Collect your important papers and store them in a safe place — for example, a fireproof box, or a safety deposit box.
Keep a list of emergency phone numbers (including 911, poison prevention line, doctors, relatives, neighbours and friends) close to the phone. Make sure your children are aware of the list.
Besides doing regular maintenance and repairing your home, you might also want to consider renovating or making improvements. These changes will not only make the home more pleasant for you to live in, they may also increase its value.
How Much is Just Right?
When planning renovations, be careful not to go overboard unless you plan to stay in your home for many years. If you are planning to sell your house, make sure that your changes won’t make your home worth a lot more than the other homes around you. The value of your home is closely related to the other homes in your area.
- Learn who “The Players” are in a Real Estate transaction so that you will know who is responsible for what.
- Get your financial picture in focus as soon as possible. Get a copy of your Credit Score to see if there are problems or discrepancies that you need to deal with it.
- Familiarize yourself with the mortgage process.
- Get Pre-Qualified from a Mortgage Lender. Do this first. Your Agent will need your mortgage qualification, and it will significantly strengthen your offer when you find a home.
- Find an Agent that you trust. It is important to do this before you go rushing off looking for homes or you may end up with no representation.
- House Hunting Time! Make a scorecard for each house.
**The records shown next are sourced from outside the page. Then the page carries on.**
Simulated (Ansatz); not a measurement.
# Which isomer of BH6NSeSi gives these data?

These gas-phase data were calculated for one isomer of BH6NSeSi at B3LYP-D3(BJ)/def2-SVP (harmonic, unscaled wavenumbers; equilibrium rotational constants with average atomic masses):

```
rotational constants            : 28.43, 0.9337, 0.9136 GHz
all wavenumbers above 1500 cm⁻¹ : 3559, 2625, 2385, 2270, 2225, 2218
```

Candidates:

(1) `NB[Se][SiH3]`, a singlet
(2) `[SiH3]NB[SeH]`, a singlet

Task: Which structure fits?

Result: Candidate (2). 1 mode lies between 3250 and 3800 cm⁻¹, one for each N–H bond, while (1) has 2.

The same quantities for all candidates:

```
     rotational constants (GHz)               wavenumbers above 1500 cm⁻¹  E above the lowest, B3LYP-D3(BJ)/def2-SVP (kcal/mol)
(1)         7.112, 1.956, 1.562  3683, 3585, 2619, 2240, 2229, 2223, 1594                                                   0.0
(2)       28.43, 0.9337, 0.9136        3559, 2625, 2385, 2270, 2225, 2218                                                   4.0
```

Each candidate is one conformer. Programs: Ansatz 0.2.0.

- When you find an acceptable house, write a contract. Not familiar with contracts? You can get copies of contracts for your state.
- Negotiate your best deal.
- Make a formal loan application.
- Arrange for home inspection.
- Arrange for legal representative
- Make moving plans–for an innovative and money-saving approach to moving.
- Secure final loan approval and commitment from the lending institution.
- Do a final walk through of the house.
- Final closing and settlement.
- Move to your new home and begin enjoying it!!